2
votes

I'm Erlang newbie. and I got a question about the ets tables.

I have two ets tables, and I need insert or delete values from both.

insert(V) ->
  ets:insert(table_test,V),
  ets:insert(table_cp,V).

delete(V)->
  ets:delete(table_test,V),
  ets:delete(table_cp,V). 

how can I guarantee the operation was success or failed in both?

for example, the insert operation, if there is something wrong at ets:insert(table_cp,V), shall I delete the value from talbe_test?

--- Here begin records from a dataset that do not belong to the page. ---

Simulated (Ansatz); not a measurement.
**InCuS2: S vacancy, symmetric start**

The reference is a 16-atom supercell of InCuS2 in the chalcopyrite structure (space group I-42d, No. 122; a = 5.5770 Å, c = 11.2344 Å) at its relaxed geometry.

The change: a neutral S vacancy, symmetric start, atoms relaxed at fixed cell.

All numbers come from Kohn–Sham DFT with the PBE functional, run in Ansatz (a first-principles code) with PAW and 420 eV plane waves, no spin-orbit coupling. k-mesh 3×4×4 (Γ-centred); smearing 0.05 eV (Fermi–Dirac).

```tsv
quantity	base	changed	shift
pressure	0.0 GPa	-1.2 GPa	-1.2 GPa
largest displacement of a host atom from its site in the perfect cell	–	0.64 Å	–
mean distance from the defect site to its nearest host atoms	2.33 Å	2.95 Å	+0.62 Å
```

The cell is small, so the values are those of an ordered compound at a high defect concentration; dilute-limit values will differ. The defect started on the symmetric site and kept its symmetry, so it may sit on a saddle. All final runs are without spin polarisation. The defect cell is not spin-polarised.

same to delete, if ets:delete(table_cp,V) failed, shall I re-insert the value ?

please help.

1
You say you are an Erlang newbie, but you already decided to avoid Mnesia? As @Amiramix's answer points out, Mnesia is the easiest way to have transaction semantics. It is built-in with Erlang, so no additional dependencies, and can be configured to be in-memory only (no filesystem access), if that is what you are trying to accomplish.marco.m

1 Answers

6
votes

What you are asking for is a transaction. ETS doesn't support transactions. Even if you don't insert the value in the other table if the first insert wasn't successful, you can't guarantee that you insert the second value if the first insert is successful because something may happen between those two writes, e.g. the process may die.

If you need transactions please consider mnesia which is built on top of ETS and provides support for transactions, even across distributed Erlang nodes.

It all depends how much you need to rely on the value being inserted to both or neither. If your application can survive (work correctly) with the value inserted only to one of those tables, or if it is able to correct the value if it's inserted incorrectly, then a programmatic handling of failures as you described may work fine. Otherwise ETS wouldn't be the right data structure.